Skip to content

Troubleshooting

"pl.sql_expr unknown function …"

Polars uses a SQL subset. Common offenders:

Doesn't work in Polars Use
current_timestamp() Literal cast, or framework-added __updated_at.
date_format(col, 'yyyy-MM-dd') CAST(col AS DATE).
year(col) EXTRACT(YEAR FROM col).

See Partitioning.

Row count mismatch for multi-line JSON

JSONL treats each line as a record; JSON arrays treat each element as a record. If the source file has embedded newlines inside string fields:

  • format: "jsonl" → one row per file line → wrong.
  • format: "json" → one row per array element → correct.

Excel is_active column loads everything as inactive

The Excel generator leaves is_active blank when unset, which is correctly parsed as None → defaults to True. If someone hand-typed FALSE in the cell it is parsed as False. Fix: blank the cell.

"dead lock detected" on Delta optimize

Two dataflows writing the same destination are running OPTIMIZE in parallel. DataCoolie deduplicates maintenance by destination automatically — if you're seeing this, you probably called run_maintenance() twice in quick succession from an external scheduler. Serialise the scheduler side.

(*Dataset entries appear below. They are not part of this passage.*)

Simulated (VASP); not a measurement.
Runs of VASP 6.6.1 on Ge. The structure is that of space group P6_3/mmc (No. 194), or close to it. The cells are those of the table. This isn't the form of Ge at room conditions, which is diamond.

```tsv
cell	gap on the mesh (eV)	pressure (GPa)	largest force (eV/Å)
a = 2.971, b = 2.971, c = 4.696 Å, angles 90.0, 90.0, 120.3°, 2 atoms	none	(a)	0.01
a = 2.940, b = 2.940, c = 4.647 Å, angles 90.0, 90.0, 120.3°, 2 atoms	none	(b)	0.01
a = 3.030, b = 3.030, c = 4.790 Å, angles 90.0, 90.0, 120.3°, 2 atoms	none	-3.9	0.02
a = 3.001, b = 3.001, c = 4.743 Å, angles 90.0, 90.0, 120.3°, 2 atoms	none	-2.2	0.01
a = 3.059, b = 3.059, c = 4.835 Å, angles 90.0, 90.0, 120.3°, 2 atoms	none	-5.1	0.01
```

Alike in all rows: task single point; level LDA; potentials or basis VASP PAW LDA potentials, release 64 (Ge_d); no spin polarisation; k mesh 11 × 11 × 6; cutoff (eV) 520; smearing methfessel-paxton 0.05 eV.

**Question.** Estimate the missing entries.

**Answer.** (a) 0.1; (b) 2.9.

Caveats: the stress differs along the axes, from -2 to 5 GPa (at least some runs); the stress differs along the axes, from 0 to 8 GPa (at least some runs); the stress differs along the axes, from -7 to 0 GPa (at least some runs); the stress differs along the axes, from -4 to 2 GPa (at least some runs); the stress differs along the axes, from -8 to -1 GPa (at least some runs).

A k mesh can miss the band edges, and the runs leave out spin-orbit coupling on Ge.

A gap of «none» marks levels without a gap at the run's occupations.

Docker preflight fails on scenarios

Some scenarios (database metadata, API metadata) require Docker. Run:

docker compose -f datacoolie/usecase-sim/docker/docker-compose.yml up -d

Then re-run the scenario.

fmt='parquet' Iceberg writes not appearing in Athena

Iceberg needs Glue catalog registration. Set register_symlink_table = true or use the engine's register_iceberg_table helper explicitly.

WatermarkManager throws on first run

First run has no persisted watermark — get_watermark() returns None. If your source reader crashes on None, it's a bug in the reader: it must treat None (or empty dict after decoding) as "no filter, read everything".